Johnsons3
Family reunions happen daily for the judges Johnson

There are plenty of families with multiple generations of judges; you can read about two of them on the other pages of this report.

But you won’t find many with multiple generations serving at the same time in the same district and in the same courthouse.

You will if you visit the 19th Judicial District Courthouse in Baton Rouge, Louisiana.

On the eighth floor you’ll find the office and courtroom of Chief Judge Donald R. Johnson. In October of 2023 he will complete his 30th year on the bench.

Across the hall is his identical twin brother, Judge Ronald R. Johnson, who began his fourth year on the bench in 2023 after 36 years in private practice.

On the ninth floor, directly above Judge Donald Johnson’s office, is Judge Eboni Johnson Rose, Ronald’s daughter and Donald’s niece. She was elected to the district court in December 2020.

“I don’t think it’s ever happened before,” Judge Donald Johnson says. “There’s nothing that we could find where there were two brothers on the same court and then they added an extension – in this case the daughter of my brother. That’s never happened.”

The Johnson Judicial Dynasty didn’t come about by accident. There were two key precursors.

One was the Supreme Court of the United States’ decision in Clark v. Roemer (1991). Black lawyers in Louisiana sued the state for violations of the Voting Rights Act in judicial elections. The resulting consent decree led to a redistricting plan that created Black-majority voting districts. All judges in Louisiana are elected, meaning the Johnsons’ story is not one of nepotism.

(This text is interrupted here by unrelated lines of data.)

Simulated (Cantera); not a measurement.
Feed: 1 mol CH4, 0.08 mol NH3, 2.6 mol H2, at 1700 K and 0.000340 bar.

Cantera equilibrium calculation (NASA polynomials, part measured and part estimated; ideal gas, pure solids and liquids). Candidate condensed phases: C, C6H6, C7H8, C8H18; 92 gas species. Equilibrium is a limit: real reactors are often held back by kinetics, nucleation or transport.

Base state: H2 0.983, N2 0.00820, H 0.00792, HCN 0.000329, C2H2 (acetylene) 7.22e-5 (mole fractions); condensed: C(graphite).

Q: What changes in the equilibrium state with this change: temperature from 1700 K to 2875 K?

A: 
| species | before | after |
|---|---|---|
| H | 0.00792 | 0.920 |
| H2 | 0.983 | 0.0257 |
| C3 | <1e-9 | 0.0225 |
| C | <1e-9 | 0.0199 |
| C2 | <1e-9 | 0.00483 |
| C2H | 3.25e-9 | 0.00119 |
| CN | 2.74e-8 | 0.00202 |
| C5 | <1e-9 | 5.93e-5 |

The redistricting, combined with more recent demographic changes, led to the election of more African American judges. In the reconstituted 19th District, they now account for 9 of the 15 seats.

The other precursor was a Johnson family tradition of educational achievement, at least of late.

A TV reporter doing a feature on the trio after the younger Johnson’s election mentioned that Donald and Ronald grew up poor.

“Dirt poor,” Judge Donald Johnson corrects.

Their father, an Army vet, worked for the Baton Rouge Water Company, repairing meters and supervising a section of Black employees. Their mother worked mainly as a maid. She later served as a court bailiff. Their family consisted of 11 children: seven boys, four girls. Ronald and Donald were in the middle.

Though neither of the parents went to college, they stressed the value of education. The twins took this to heart more than any of their siblings. Not all of them went to college; two were incarcerated.

The Johnson children mostly attended segregated schools. But the twins talked it over and decided to join a small group of other Black students and integrate the all-white junior high school and later the high school.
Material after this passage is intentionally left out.